Cap and trade a good start, but not a good long-term solution

Justin Playl and Justin Playl

Lately, there’s been a lot of buzz about cap and trade policies as a possible solution to global climate change. The European Union has already implemented a cap and trade system (albeit with limited success), and President Obama wants to follow suit as a major part of his clean energy plan. I know this will come as a surprise to everyone, since I am a newspaper columnist and therefore ethically bound to criticize everything, but I approve of this policy.

Cap and trade is actually a two-part policy. The first part, the cap, limits how much greenhouse gas (mostly carbon dioxide) industries can produce. The government would give and/or sell permits to industries which allow the industries to only produce an established quantity of gas. Over time, this quantity would decrease, forcing businesses to produce less and less gas.

The second part, the trade, is less straightforward. In one of the few legal instances of businesses actually making money by selling nonexistent products, industries that produce less than their permitted amount of gas could sell the excess to industries that produce more than their permitted amount.

This would reward clean industries by making their cleanliness a tradable commodity. At the same time, dirty industries would be penalized; they would have to pay for their pollution, encouraging them to clean up their act.

My favorite part of this policy is the fact that it requires so little work on the government’s part – it passes the buck to private business. All cost and responsibility for cleaning up industry falls squarely on the shoulders of the private sector, which is where it belongs, considering dirty industry is responsible for bringing about the threat of climate change in the first place. All the government has to do then is regulate the industries.

This is the cap and trade policy’s advantage over other ideas that have been tossed around. Clean coal and nuclear power plants require heavy government investment, and still only (poorly) address emissions from power plants. Ethanol, besides being a bad use of farmland, is heavily subsidized. And truly renewable energy projects, like wind and solar, currently require large government grants to be economically competitive.

Cap and trade would also make clean solutions to climate change cheaper, but the money to do so would largely come from other industries, not the federal government’s nonexistent coffers.

There’s a catch, though. No matter what politicians say, cap and trade is not a solution to global climate change. It is, however, a perfect stopgap measure. It encourages private industries to find their own solutions to climate change, but doesn’t provide a solution in and of itself. However, in the short term it can limit the amount of greenhouse gas produced while making clean, renewable technology economically competitive.

In the long term, however, it runs the risk of falling prey to corruption, as has been seen in the European Union. Some businesses would gain more political clout than others, and thus be able to get their greenhouse gas caps relaxed. Other businesses might eventually learn to skew their emissions data.

Furthermore, cap and trade might eventually legitimize dirty industry, since it doesn’t outright ban greenhouse gasses. Wealthier businesses would be able to quietly pay for their overproduction of gasses, not reforming at all.

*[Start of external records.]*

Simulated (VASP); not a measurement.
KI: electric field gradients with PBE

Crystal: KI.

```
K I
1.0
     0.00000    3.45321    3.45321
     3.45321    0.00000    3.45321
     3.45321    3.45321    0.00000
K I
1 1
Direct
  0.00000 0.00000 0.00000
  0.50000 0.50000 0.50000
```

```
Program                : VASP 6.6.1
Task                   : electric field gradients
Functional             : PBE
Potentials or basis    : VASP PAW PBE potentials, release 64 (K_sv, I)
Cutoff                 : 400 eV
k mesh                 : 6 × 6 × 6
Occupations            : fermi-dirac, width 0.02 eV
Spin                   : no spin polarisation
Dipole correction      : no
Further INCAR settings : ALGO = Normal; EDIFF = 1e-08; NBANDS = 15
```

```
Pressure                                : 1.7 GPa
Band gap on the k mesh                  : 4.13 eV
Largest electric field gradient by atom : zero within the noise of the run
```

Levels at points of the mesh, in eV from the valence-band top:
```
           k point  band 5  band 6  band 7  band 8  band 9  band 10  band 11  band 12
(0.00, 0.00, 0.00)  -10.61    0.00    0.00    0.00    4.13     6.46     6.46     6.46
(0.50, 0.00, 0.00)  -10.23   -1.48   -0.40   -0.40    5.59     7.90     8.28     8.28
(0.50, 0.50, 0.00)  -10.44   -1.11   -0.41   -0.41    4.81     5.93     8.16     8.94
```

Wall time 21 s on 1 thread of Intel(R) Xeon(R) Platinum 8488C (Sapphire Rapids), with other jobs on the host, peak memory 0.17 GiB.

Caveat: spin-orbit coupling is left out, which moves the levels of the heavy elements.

Besides, it would set up a market for trading these gasses, with investors actually making money by buying and selling unproduced pollution. Should such a market form, it will be nearly impossible to cut emissions, since people would be depending on the production and trade of greenhouse gasses for their livelihoods.

Cap and trade, therefore, should never be treated as a solution to climate change; in the short term it only encourages the development of solutions, and in the long term, it could actually harm attempts at reform. It is, however, the most practical stopgap measure available to us right now.